Question

Repeat Exercise 9 for the points \({{\bf{q}}_{\bf{1}}}\),….\({{\bf{q}}_{\bf{5}}}\) whose barycentric coordinates with respect to S are given by \(\left( {\frac{{\bf{1}}}{{\bf{8}}},\frac{{\bf{1}}}{{\bf{4}}},\frac{{\bf{1}}}{{\bf{8}}},\frac{{\bf{1}}}{{\bf{2}}}} \right)\), \(\left( {\frac{{\bf{3}}}{{\bf{4}}}, - \frac{{\bf{1}}}{{\bf{4}}},{\bf{0}},\frac{{\bf{1}}}{{\bf{2}}}} \right)\),\(\left( {{\bf{0}},\frac{{\bf{3}}}{{\bf{4}}},\frac{{\bf{1}}}{{\bf{4}}},{\bf{0}}} \right)\),\(\left( {{\bf{0}}, - {\bf{2}},{\bf{0}},{\bf{3}}} \right)\), and \(\left( {\frac{{\bf{1}}}{{\bf{3}}},\frac{{\bf{1}}}{{\bf{3}}},\frac{{\bf{1}}}{{\bf{3}}},{\bf{0}}} \right)\), respectively.

Short answer

\({{\bf{q}}_1}\) is inside the tetrahedron \({\rm{conv}}\,S\), \({{\bf{q}}_2}\) is outside \({\rm{conv}}\,S\), \({{\bf{q}}_3}\) is the edge between \({{\bf{v}}_2}\) and \({{\bf{v}}_3}\). \({{\bf{q}}_4}\) is outside the tetrahedron and \({{\bf{q}}_5}\) is on the face with vertices \({{\bf{v}}_1}\), \({{\bf{v}}_2}\), and \({{\bf{v}}_3}\).

Step-by-step solution

Check for the first coordinate

The barycentric coordinateof the point \({{\bf{q}}_1}\) are all positive, so the point \({{\bf{q}}_1}\) is inside the tetrahedron convex S.
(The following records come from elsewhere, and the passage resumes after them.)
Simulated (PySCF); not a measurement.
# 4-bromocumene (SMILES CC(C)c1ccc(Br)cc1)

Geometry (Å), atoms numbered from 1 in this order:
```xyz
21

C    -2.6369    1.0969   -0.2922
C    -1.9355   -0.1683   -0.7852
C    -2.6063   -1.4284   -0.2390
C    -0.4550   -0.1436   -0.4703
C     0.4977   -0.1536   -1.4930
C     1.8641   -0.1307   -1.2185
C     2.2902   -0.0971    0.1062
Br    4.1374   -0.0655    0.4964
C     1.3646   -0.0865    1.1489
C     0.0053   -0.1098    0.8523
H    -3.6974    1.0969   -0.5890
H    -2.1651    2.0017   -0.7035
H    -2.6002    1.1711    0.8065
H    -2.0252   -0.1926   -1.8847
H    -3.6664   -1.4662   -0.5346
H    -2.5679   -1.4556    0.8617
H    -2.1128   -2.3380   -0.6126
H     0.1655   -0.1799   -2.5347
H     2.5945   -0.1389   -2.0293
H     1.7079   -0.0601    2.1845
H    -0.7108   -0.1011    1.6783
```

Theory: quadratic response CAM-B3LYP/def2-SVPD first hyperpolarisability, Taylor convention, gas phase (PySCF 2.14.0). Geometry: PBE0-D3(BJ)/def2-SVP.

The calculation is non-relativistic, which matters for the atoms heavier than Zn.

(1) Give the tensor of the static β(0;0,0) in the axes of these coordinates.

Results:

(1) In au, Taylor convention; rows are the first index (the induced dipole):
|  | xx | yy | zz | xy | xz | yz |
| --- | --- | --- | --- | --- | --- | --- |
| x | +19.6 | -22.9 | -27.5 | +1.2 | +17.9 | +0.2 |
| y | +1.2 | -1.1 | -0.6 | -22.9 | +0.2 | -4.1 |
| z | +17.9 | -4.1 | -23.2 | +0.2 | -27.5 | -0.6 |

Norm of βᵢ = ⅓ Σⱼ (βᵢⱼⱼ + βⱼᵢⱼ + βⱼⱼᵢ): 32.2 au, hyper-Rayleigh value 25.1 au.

Check for the second coordinate

The barycentric coordinate of the point \({{\bf{q}}_2}\)is not positive, so the point \({{\bf{q}}_2}\) is outside the tetrahedron convexS.

Check for the third coordinate

The first and fourth barycentric coordinate of the point \({{\bf{q}}_3}\)is zero, representing the edge between \({{\bf{v}}_2}\) and \({{\bf{v}}_3}\).

Check for the fourth coordinate

The barycentric coordinate of the point \({{\bf{q}}_4}\)is not positive, so the point \({{\bf{q}}_4}\) is outside the tetrahedron convex S.

Check for the fifth coordinate

The point \({{\bf{q}}_5}\) is a convex combination of vectors \({{\bf{v}}_1}\), \({{\bf{v}}_2}\), and \({{\bf{v}}_3}\), hence \({{\bf{q}}_5}\) lies on face containing the vertices \({{\bf{v}}_1}\), \({{\bf{v}}_2}\), and \({{\bf{v}}_3}\).